Can Your Relationship Survive This Legendary Mountain Climb?
WHY YOU SHOULD CARE
Because do this tourist attraction wrong and it might be game over.
By Wesley Tomaselli
Monserrate. Top of the Andes mountains. This glistening, white stucco church that looks out from a ledge over Colombia’s capital city of Bogotá is breathtaking. After dating Monica for two years, it seemed like the perfect place to spend a Sunday afternoon. We would climb to the top on foot and soak up some nature, followed by an evening at Casa San Isidro, noted to be one of Bogotá’s best gastronomic experiences. I planted the idea.
She looked at me, petrified. “But I don’t want to break up with you!”
Break up? I was sure we were in love. But then this mountain all of the sudden posed a menacing threat. Traveling couples, beware. If you’re in Bogotá with your sweetheart, the hike up Monserrate es un buen plan … as long as you don’t do it together. “I’ve seen couples go up the mountain whimpering,” says 48-year-old Jose Pacheco, a security guard for the mountain trail. “They come down sobbing.”
Old-timer Guillermo Velandia, 60, who grew up and still lives on the steep ledges of Monserrate, confirms the myth’s powers. “There’s a strong indigenous culture in our language, in our stories here,” he says. Another legend, according to Velandia: If a young boy gets too obsessed with pretty girls, a beautiful woman will appear on the mountain trail, beckon him to follow her and then kick him off the side, sending him tumbling into a briar patch. “It happened to my uncle,” says Velandia. “He went missing for three days.”
But even if you’re fit, you’ll likely get smacked by the high altitude squeezing your lungs as you climb the switchbacks.
According to Monserrate’s tourism office, this mountain is a place of spiritual importance for the Muisca people, who dominated the region before the Spanish conquest. Under the Spanish, Don Juan de Borja built a church as an homage to the Virgen Morena of Monserrate and inspired decades of pilgrims to drop to their knees and crawl to the top, often arriving bloodied … but spiritually renewed. But you can get to the top without doing the knee thing. Cable car. Funicular. Or the trail — it’s free and located just off to the right of the cable car station.
Out of shape? Expect huffing and puffing. You’re rising from about 2,700 to 3,152 meters above sea level in a matter of 45 minutes. But even if you’re fit, you’ll likely get smacked by the high altitude squeezing your lungs as you climb the switchbacks. You’re not a slacker if you just take a breather and enjoy the view. In fact, about halfway up is a pueblito, where Velandia runs a shop. Here, you can use a rustic outhouse for 500 pesos and grab a bottle of fermented Colombian corn booze (known as chicha ) — a variety of the murky drink is available (for 2,000 pesos) in soda bottles capped at tremendous pressures.

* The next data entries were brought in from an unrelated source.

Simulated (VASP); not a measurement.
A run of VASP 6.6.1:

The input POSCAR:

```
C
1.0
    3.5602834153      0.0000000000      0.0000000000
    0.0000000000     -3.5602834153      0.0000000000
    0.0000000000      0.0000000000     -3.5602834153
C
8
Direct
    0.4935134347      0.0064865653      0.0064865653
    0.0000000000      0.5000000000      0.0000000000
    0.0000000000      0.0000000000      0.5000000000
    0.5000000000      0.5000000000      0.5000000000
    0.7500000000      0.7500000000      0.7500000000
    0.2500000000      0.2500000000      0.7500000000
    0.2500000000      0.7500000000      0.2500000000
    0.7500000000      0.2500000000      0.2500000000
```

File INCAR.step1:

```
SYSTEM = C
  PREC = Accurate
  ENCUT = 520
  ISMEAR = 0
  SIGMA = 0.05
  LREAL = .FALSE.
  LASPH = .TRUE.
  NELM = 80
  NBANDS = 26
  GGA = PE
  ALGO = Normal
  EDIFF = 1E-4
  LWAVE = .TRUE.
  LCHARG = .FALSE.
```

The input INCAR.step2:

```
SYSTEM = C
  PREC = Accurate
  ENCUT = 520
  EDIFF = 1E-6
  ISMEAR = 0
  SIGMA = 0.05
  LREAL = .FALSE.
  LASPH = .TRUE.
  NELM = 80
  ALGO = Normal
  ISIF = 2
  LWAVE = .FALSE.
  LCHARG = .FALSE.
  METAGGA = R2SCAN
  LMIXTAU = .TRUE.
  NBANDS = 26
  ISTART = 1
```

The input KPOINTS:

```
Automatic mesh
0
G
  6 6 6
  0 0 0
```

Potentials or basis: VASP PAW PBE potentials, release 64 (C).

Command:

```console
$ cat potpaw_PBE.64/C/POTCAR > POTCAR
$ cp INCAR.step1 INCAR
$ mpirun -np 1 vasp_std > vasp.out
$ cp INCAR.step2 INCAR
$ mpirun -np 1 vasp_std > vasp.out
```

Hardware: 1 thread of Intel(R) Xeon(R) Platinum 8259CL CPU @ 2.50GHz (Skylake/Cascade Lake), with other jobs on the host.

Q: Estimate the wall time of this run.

At the bottom I find Melany, 19, smooching with her boyfriend Johan, 20. Recently returned from the top, they seem rather infatuated with each other, so I ask them about the legend. “No, that’s a superstition. Nothing’s going to happen to us,” insists Johan, puffing his chest out from beneath a white Adidas track jacket. “Yeah, we’re chill,” says Melany. Simple as that, and Johan pasted another blissful kiss on Melany’s lips.
Hell of a fearless little thing they had going on. I almost wish it were mine.